AN environmental initiative in Wales has powered a fleet of vehicles for nearly 40,000 miles using cooking oil that would otherwise have been dumped in a landfill site.

More than 33,000 litres of fuel were created from vegetable-based cooking oil during the seven-month project by the Wales Environment Trust to power eight vehicles.

A pilot scale biodiesel production plant was funded using a £141,000 'Biffaward' grant and saved an estimated 90 tonnes of CO2.

Biffaward is a fund created by Biffa Waste Services which, in 1997, agreed to donate landfill tax credits to the Royal Society for Nature Conservation.

The landfill tax is paid by companies putting waste into landfill sites. Biffa collects the tax on behalf of Customs and Excise, but is allowed to divert up to 6.5% to environmental projects and grants made currently amount to more than £56 million.

Its work to promote the benefits of biodiesel comes as the Government is looking to the UK's fleet operators to prove the benefits of clean fuel technologies for vehicles, such as gas and electric power and biodiesel.

Fleets will not be forced by the Government to choose between liquefied petroleum gas (LPG) and petrol/electric hybrids, according to a senior Department for Transport official who insists the two fuels can co-exist (FleetNewsNet July 24). But the industry has already been warned that years of work to encourage fleets to adopt alternative fuels are being put at risk in an increasingly bitter battle to win Government support for competing clean energies.

While fleet decision-makers are looking for guidance on a secure and long-term alternative to petrol and diesel, the Government has taken a step back from the battle, insisting it cannot help companies make a decision.
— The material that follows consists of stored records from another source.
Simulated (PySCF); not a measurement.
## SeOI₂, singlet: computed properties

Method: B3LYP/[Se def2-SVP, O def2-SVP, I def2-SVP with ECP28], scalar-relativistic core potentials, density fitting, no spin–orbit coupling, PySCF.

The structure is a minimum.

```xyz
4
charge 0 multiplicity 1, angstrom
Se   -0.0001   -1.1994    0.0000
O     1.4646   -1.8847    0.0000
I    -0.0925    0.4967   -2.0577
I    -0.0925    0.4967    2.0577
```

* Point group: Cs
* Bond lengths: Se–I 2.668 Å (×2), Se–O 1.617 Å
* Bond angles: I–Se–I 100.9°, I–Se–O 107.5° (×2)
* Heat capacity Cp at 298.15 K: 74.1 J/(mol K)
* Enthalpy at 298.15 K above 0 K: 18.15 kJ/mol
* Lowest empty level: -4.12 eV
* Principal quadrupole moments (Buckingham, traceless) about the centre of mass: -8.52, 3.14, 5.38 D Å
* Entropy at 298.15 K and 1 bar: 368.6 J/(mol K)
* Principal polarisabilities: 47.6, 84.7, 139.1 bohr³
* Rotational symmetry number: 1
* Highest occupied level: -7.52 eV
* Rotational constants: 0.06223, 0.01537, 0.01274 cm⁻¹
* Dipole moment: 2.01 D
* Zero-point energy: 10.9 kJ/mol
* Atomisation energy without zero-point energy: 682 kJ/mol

Instead, British business is being bombarded by a series of claims and counter-claims about modern fuels that could make doing nothing seem the safest option. The warning comes after conflicting reports offered support for one clean fuel and criticised another.

The Institute of Public Policy Research, in a document called 'Tomorrow's Low Carbon Cars', warned that the 'case for LPG will grow increasingly weak.

But on the same day, the LP Gas Association revealed its own findings challenging the credibility of biodiesel as an alternative fuel. Its research claimed that the large-scale incineration of bi-products from biodiesel manufacturers wiped out any greenhouse gas advantages.